Press Release


Now more than ever, the digital space turns into a parallel but necessary world in which we find ourselves everyday thinking, communicating, moving, trading, making, actually even living.

This show is curated regarding to interpret Foucault´s theory of Heterotopia. Heterotopia is described as a real, physical or mental space that acts as an Other Space alongside existing spaces. He describes “the space in which we live, which draws us out of ourselves, in which the erosion of our lives, our time and our history occurs, the space that claws and gnaws at us, [as] a heterogeneous space.” 

In this show, all artists respond to the term Other Space, non-place, individually and reinterpret the notion Heterotopia. Due to the current crisis the oppositions that we regard as inviolable in our life such as private and public, family and social, cultural and individual, leisure and work-spaces, merge into one big digital space that we cannot grasp and comprehend in its complexity. In a way, not only does the idea of Heterotopia connect our work in content but also in a spatial sense, the digital Heterotopia that enables us to showcase here and today. 
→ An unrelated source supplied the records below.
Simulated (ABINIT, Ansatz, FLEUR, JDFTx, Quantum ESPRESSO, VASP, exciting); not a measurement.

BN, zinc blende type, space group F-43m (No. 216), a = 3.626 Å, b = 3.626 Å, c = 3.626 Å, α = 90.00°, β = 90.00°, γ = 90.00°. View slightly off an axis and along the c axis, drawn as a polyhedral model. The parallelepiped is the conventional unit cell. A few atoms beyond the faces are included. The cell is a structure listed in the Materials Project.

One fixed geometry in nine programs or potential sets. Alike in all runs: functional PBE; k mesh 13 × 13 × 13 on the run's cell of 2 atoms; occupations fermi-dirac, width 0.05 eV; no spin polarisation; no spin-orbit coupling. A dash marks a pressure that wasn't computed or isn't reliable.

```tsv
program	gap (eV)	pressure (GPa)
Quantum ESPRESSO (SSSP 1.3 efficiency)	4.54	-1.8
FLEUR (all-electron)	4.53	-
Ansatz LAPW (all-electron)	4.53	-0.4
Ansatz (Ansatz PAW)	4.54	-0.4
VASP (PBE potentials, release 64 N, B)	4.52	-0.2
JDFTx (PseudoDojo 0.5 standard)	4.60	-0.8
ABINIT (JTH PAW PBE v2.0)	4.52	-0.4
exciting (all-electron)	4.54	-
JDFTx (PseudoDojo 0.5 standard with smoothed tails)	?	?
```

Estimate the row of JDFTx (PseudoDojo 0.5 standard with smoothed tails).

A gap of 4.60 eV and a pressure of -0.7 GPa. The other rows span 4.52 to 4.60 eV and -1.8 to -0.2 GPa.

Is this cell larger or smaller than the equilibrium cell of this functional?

Francesca Altomonte explores the perception of multiple spatial dimensions through the coexistence between movement and immobility, depth and surface, presence and absence, life and death. Her recent work is a video performance called Immersion in which she embeds abstract thoughts on fractured immobility, perception, ongoing agony and even death and birth. The exact description of events in the video can be read underneath her work. 

Fenna Kosfeld is fascinated by the physicality and aesthetical characteristics of light. By exploring with artificial light, mirrors and various materials, she creates immersive spatial installations. Fenna is interested in rising awareness of natural phenomena and to trigger the viewer to hold on for a moment and think about our body in space and the way we sense our surrounding. In her most recent work, she has been examining the relationship between light and its occurring shadow, physical matter and its projection, the way analogue and virtual space merge into a union and blur the viewer´s perception. 

Phoebe Endfield-Lochore´s piece for this show is a video that reflects the current status of the world as chaotic, restless and increasingly complex and interconnected. In this video, she is comparing three epochs of space-time. In the past, what we have considered sinful no longer applies to the reason or cause for humanities ills. Rather than drugs, sex and rock n roll, now humanity has come to realise that war, political ideology, money, extremism and greed for power have created this new present that we live in. But alongside this collective memory and current events is also perhaps the most relevant Heterotopia of our time and the future; the internet, a non-tangible space that transcends time and distance, and which allows us to effectively be in the past, present and future all at once.

Alice Biggadike describes her work as an exploration of her mind and emotions by using fictional characters that act as metaphors in a nonsensical narrative, designed to mislead the audience. The space in which the narrative takes place is made up of memories of being in a place that has challenged her sense of reality due to their naturally spiritual appearances. There are no rules in these non-places that she creates for her characters. There is no end, no death, no life. Like water, it cannot be created, only found.

Mariia Tumanova focuses on the disclosure of the concept of femininity and the issue of acceptance and understanding of the woman´s role in society. Philosophical literature, tales and myths that reveal the archetypal diversity and constituent of the female body frame her research. Her practice also includes research dealing with the meaning of dance as a way to understand female nature as well as ritual and intuitive dance.

Olivia Lloyd-Sherlock explores a video´s potential to exist in a virtual sphere, summoning the fantastical and the illusion to convince an audience of navigating an immersive terrain. By adopting a multi-disciplinary process, she deals with ideas such as individual/collective memory and the meaning of an archive. Olivia creates a surreal, timeless environment in which recognisable reality is fragmented and distorted and invites the audience to submerge in it. These traversable worlds intend to transcend peoples preconceived notions of memory and give way to new forms of approaching how we experience our past.

Molly King engages with the materiality of her chosen medium and explores the process of turning thoughts into an aesthetic image. Using paint and ceramics to play off each other, she develops these, often repeated images, into new states. A personal narrative is entwined throughout the works.